There was a snow day yesterday – the University was closed, which meant that the MFA couldn’t take place. Some of the stuff was made up, like workshop times, but other things, like seminars, were lost because the schedule is just too tight to allow for a rearrangement. It’s a little disappointing (I bought A LOT of books for the Got Arc? seminar) but it worked out alright. I walked to Harvard Square with some girls that are also staying in Irving House, and we went out to dinner. We had some great conversations; turns out Amanda has written for Demand Studios as well, and I might have turned someone on to Suite 101! Ha ha.
It didn’t snow today, so the residency went on as usual. We started with a seminar on the process of writing the novel. It was a little dull, but some of the stuff in that panel was just nice to hear; it was nice confirmation that I’m actually doing things right.
I wasn’t signed up for any of the following graduate seminars, so I sat with other students and read over manuscripts. I managed to get a conversation with Chris Crutcher once he was free from talking to some other professors, and we fleshed out my reading list for the semester a bit more. I’m starting to get a more concrete idea of what I will be accomplishing this semester, which is relieving. But, even if we aren’t completely sure on what we pick, that’s fine; Lesley is so flexible with the MFA, which means if I decide, “Oh, I would rather read this book than that book” halfway through the semester, that’s no big deal, they don’t care.
Our small group workshops happened after lunch. I had a hard time giving good comments at times, but I also feel like I managed to chime in well enough to make up for the smaller number of people.
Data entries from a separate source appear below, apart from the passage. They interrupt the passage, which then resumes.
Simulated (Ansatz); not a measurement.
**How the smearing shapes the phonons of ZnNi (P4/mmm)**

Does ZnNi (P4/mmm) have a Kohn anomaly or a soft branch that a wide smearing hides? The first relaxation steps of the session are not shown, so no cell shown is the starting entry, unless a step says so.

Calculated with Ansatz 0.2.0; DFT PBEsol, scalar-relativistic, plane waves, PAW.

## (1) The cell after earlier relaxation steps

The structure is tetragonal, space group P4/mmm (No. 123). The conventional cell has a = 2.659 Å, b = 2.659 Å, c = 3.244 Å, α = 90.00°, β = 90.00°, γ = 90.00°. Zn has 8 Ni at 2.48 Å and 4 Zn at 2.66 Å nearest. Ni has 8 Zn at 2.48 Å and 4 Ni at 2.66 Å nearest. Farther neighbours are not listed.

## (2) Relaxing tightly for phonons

With this part of Speaksong, I was able to get feedback on my villain! And I found out that everyone agreed that I showed my hand too early. I made it too obvious that he was the big bad guy, and the suggestion was that, while I leave in little hints, I need to make him seem less obviously sinister so that it not only makes sense that my main characters trust him, but it becomes that much more horrible (and satisfying) when they realize who he is. They told me this, and I was PISSED – because I knew they were completely right, and I now I have a bit of rewriting to do to make it work. Ha ha. I think this will also help an underlying theme in Speaksong that keeps getting more and more apparent as the story goes on, and as people look at it and give me their comments.
After dinner were graduate readings; it was nice to hear what the students who’ve passed through the whole program have produced. The last person used the journal format to write a zombie apocalypse story. Nice. No Writing for Young People tonight; the only one goes tomorrow, though.